Release the officer's name: It's time to stop shielding Michael Brown's killer

Michael Brown, now dead, has no anonymity. His past will be excavated. What about the cop who shot him?

Published August 14, 2014 1:26PM (EDT)

  (Associated Press)
(Associated Press)

The portraits delight and haunt:  Black and brown kids in tuxedos, in football uniforms, nuzzling their pet rabbits, juxtaposed with staged images of the kids faux-gangster style. Ask yourself: What kind of nation do we share, when vulnerable kids feel compelled to create their own hashtag #IfTheyGunnedMeDown?

Yet another pair of parents now mourns the shooting death of their unarmed son in a “stand your ground” state. Ferguson, Missouri, the St. Louis suburb where 18-year-old Michael Brown was gunned down Saturday, is 67 percent black and 29 percent white, according to the most recent data. Ninety-four percent of the community’s police force is reportedly white.

As important, the state’s strong gun lobby helps sanctify its shoot-first values. Pain sears any reasonable conscience learning that another unarmed black youth, apparently in surrender, has been killed.  Anger singes any reasonable mind wondering why and how the young man died.

Michael Brown was not Trayvon Martin. Each boy lived his own individuality, enjoyed his own humanity.  And unlike Trayvon’s, the exact circumstances of Michael’s shooting remain to be investigated.

In this process, here’s a start: Authorities should release the name of the Ferguson police officer who, at present, is shielded in police secrecy. This situation is not a 12-step program, Debtors or Alcoholics Anonymous. Why is the Ferguson police officer being granted the benefit of anonymity even as a youth is dead?  Not only does Michael Brown have no anonymity, his family should brace itself: Police apologists and right-wing news media are chomping at the bit to excavate the deceased boy’s past – school records, potential recreational drug use, friendships, etc. — publicly to smear his name as a means to justify his death.

Smart lessons should have prevailed after Trayvon’s shooting — and many others.  As brown and black mothers fear for their sons, seek understanding and justice, I wonder: What did America, Ferguson and its police force learn from Sabrina Fulton’s pain?  What did politicians change, if anything, after Trayvon’s shooting?

Hopefully, the law will distribute justice, however necessary, in Michael’s case.  But then there’s us, our communities, and the value of our lives. This time around, a grass-roots and political response to a young man’s death must actively confront all the problems at play: race, racial profiling, a powerful, profit-obsessed firearms lobby, “stand your ground,” youth, young people’s perceived poverty and criminality, and gun capitalism in America.

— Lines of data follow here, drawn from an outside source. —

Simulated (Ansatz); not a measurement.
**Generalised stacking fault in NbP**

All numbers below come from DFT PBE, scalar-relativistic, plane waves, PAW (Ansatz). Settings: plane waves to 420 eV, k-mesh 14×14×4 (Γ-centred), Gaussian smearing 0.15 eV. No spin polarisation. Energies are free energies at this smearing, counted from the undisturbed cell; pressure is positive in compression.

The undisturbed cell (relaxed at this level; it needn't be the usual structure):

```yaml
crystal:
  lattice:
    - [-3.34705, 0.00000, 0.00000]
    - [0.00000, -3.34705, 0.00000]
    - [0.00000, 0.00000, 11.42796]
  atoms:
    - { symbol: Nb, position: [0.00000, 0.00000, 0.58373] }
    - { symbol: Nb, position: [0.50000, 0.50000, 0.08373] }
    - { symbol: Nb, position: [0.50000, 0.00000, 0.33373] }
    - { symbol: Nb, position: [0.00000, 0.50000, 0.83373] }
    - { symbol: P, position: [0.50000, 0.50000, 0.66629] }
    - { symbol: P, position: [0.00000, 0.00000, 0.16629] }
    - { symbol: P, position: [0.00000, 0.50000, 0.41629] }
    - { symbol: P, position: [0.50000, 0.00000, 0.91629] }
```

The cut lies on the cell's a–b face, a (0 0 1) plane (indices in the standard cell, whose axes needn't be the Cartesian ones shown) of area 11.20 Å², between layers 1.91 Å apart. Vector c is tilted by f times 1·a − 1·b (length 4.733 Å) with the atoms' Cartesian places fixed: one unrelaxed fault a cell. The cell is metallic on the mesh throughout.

After publishing an Op-Ed in the New York Times about Trayvon’s death, I received over a hundred positive and pro-youth emails.  But I received as many negative messages, such as:

This has to do with crime and danger. We've all been shown an adorable picture of Trayvon that turns out to be five years old at least. We find now that he was tattooed, had gold teeth, possessed marijuana, used gang signs on his twitter account, assaulted a bus driver, possessed tools in his backpack, and womens' jewelry not belonging to him. He was suspended from school for ten days. Also, he was a strapping guy who was over six feet tall.

This email — representative of dozens of others that I received — maintains that Trayvon had it coming to him, as though tattoos, a school suspension and so on warrant an unarmed innocent minor being gunned down. I had to point out to such readers the obvious: Even if Trayvon had been a convicted felon, he deserved his humanity and proper due process treatment from legitimate law authorities.

Every time such a tragedy erupts, certain people in the U.S. — use your imagination — get forced to revisit our own brushes with profiling. The drumbeat of such shootings should horrify. I revisit thoughts that I first shared on this site.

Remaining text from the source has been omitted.